In this important ruling, the Court of Appeal (CoA) in a unified decision dismissed the appeal on all three grounds and upheld almost all of the reasoning at first instance. In dismissing the appeal the CoA made the following points.
A global license is capable of being FRAND - The CoA held that the judge "was entitled to find that in all the circumstances only a global licence would be FRAND," and further noted that "there may be circumstances in which...only a global licence or at least a multi-territorial licence would be FRAND." The CoA rejected the point raised by Huawei that Mr. Justice Birss had improperly adjudicated the validity and infringement of foreign standard essential patents (SEPs) in setting a FRAND rate on global terms. The CoA's view was that he had determined global FRAND terms that Unwired Planet was required to offer to Huawei by its supranational undertaking to the European Telecommunications Standards Institute (ETSI); rejecting such terms could only result in national-level relief.

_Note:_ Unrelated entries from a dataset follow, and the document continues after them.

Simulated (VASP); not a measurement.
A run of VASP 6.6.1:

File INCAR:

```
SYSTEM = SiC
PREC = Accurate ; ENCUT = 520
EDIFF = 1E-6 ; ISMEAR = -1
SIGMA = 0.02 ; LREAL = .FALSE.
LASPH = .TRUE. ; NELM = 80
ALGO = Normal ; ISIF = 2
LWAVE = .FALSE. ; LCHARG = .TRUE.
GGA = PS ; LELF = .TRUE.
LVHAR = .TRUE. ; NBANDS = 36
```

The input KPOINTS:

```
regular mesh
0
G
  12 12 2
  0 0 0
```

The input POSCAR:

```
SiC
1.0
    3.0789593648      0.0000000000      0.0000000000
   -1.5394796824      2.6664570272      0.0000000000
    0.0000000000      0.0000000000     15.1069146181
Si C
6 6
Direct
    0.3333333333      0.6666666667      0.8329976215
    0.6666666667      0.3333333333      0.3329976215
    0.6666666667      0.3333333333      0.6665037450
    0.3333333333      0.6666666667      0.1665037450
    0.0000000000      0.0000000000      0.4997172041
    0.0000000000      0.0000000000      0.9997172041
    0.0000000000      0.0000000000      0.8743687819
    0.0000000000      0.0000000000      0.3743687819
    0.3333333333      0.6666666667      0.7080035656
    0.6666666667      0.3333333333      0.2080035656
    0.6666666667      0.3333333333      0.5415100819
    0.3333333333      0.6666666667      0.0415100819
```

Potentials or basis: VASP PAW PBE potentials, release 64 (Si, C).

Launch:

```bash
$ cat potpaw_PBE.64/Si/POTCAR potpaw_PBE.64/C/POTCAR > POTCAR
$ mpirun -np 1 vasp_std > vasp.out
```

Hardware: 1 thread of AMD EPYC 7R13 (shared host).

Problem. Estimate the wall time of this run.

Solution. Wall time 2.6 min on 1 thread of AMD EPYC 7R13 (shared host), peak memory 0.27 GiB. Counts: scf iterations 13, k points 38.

There is not only one set of terms capable of being FRAND The CoA held that Mr. Justice Birss had fallen into error in determining that only one set of FRAND terms existed. According to the CoA, it was "unreal to suggest that two parties, acting fairly and reasonably, will necessarily arrive at precisely the same set of licence terms as two other parties, also acting fairly and reasonably and faced with the same set of circumstances." The CoA's position was that if two sets of terms were determined by a court or tribunal to be FRAND, then the SEP owner satisfied its obligations to ETSI by offering either set. But, the CoA did not think that such error made a difference to whether it would uphold the decision. There is no "hard edged" non-discrimination - The CoA agreed that the discrimination prong of FRAND is not "hard-edged," stating that "[i]t is difficult to identify any underlying purpose which would support the hard-edged discrimination rule," which would be "akin to the insertion of the rejected 'most favoured licensee' clause"; the hard-edged approach "gives unwarranted primacy to that limb, in that a licence granted at a lower rate, no matter how low, will always trump the benchmark fair and reasonable rate." The CoA's view was that the ETSI FRAND undertaking "should be construed in a way which strikes a proper balance between a fair return to the SEP owner and universal access to the technology without threat of injunction." However, it noted that an SEP owner may still breach competition law if it offers a low rate only to certain implementers and if there is evidence of an adverse effect of that on competition.
The Huawei v. ZTE process is not mandatory - The CoA agreed that the steps set out in Huawei are not a mandatory scheme (though one step is mandatory) with which failure to comply results in an automatic breach of Article 102 of the Treaty on the Functioning of the European Union (TFEU). Rather, the Court of Justice of the European Union (CJEU) scheme is a safe harbor, stepping outside of which may be an abuse. The CoA's view was that Huawei does impose an absolute requirement on the SEP owner "to notify the alleged infringer before commencing proceedings, and that the nature and content of that notice must depend on all the circumstances. Its purpose is to notify the alleged infringer of the rights said to be infringed and that it is prepared to licence the infringer on FRAND terms."